By CHRIS BARTON
While Vodafone, TelstraClear and Telecom jockey for competitive advantage in the emerging 3G mobile market, the question all will be worried about is: "If we build it will they [the consumers] come?"
Despite a widespread availability of multimedia and data services on existing 2G and 3G networks, voice calls remain by far the most prevalent use of the 1.28 billion mobile phones worldwide.
Data users of the mobile technology are growing, however, and are expected to number 85 million in the second half of this year.
But is the growth in both subscribers and traffic sufficient to justify the $350-$500 million necessary for a 3G network in New Zealand?
At Ericsson's strategy and technology summit in Beijing last week, chief executive Carl-Henric Svanberg extolled the benefits of 3G - "because it's more cost efficient, it's more powerful and you get an awful lot of new services".
But after the sales pitch he was notably cautious.

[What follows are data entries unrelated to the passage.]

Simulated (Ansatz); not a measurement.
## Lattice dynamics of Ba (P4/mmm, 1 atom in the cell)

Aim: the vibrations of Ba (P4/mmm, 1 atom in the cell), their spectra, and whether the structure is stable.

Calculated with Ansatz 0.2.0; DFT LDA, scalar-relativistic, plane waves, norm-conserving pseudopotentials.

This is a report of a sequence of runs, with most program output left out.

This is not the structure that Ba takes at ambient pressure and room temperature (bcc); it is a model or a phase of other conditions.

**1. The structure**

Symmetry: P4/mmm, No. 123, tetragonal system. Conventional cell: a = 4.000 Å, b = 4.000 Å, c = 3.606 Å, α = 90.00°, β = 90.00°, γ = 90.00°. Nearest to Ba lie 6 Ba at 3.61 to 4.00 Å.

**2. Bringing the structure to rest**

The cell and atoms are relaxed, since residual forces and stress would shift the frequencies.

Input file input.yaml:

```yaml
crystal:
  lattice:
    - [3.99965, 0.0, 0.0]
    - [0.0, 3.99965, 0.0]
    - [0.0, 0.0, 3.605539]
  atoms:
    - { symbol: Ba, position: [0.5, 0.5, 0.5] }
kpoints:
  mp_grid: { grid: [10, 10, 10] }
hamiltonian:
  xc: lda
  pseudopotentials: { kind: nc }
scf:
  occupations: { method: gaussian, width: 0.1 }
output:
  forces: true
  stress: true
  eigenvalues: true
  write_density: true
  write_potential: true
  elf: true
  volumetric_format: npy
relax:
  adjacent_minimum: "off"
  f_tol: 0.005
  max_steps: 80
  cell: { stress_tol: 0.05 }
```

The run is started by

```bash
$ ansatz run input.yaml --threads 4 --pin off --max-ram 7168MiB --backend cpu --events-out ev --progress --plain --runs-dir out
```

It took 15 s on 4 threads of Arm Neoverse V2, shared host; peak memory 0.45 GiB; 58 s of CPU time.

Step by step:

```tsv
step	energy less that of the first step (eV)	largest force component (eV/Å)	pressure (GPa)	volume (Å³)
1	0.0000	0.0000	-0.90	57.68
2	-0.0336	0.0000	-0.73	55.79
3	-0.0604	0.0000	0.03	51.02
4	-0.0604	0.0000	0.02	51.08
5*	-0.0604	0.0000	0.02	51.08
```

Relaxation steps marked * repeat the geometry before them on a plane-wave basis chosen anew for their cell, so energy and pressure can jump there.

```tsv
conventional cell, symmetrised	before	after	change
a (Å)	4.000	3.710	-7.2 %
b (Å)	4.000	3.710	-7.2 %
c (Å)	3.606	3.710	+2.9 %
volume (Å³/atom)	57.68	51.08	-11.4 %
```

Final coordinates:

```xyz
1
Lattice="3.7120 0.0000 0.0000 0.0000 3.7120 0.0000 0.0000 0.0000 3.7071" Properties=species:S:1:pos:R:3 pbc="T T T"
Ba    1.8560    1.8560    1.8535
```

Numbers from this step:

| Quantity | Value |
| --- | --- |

"I've learned in listed companies that it's important to give a fair and honest picture. I think in this particular case it's important to at least not give a too positive view."
The view is rather gloomy - a 10 per cent sales decline in the mobile market in 2003 and no growth in 2004. That's apparently because the industry is still suffering from the fallout of the dotcom exuberance - "the final phase of that very dramatic correction".
It's a correction Ericsson knows intimately as the Swedish giant is now half the size it was having shed 60,000 of its workforce, closed about 50 R&D sites worldwide, extracted itself from its loss making mobile handset manufacturing and seen revenues shrink from US$29 billion ($45 billion) in 2000 to US$16.8 billion in 2002.
The pain of restructuring is almost over, with the company down to a 3.9 billion kronor loss (US$505.3 million), in the July-September period compared with a loss of 5 billion kronor, a year ago.
Which begs the question. Why in the face of an obviously over-hyped potential should telcos still be moving to 3G? Part of the answer lies in technology's inexorable forward march. New mobile network equipment is much more cost efficient than before - able to reach further and provide more services for the same or less cost.
In greenfield markets like China, where mobile phone use is at just 19 per cent, that's a compelling argument, although 3G rollouts there are waiting on the Chinese Government to allocate 3G spectrum. Meanwhile the Chinese are flocking - at the rate of 4-5 million subscribers a month - to first and second generation mobile technology. So much so that there are now more mobile users (257 million) than fixed line users (255 million). On the downside most of those are low value voice users.
The lack of user demand for 3G features such as videophone and other multimedia services is the biggest problem facing 3G uptake. Ericsson vice-president of marketing and strategy development Torbjorn Nilsson said the issue was one of availability and costs. He pointed to Korea, which has widespread broadband and 3G usage and has 7 per cent of household consumption spent on communications compared with the 4 per cent OECD average.
He said the two keys to unlocking the potential of 3G - "a complete mini entertainment centre in the phones" that doubles as a credit card - were healthy competition and an effective regulator.
* Chris Barton travelled to Beijing as a guest of Ericsson.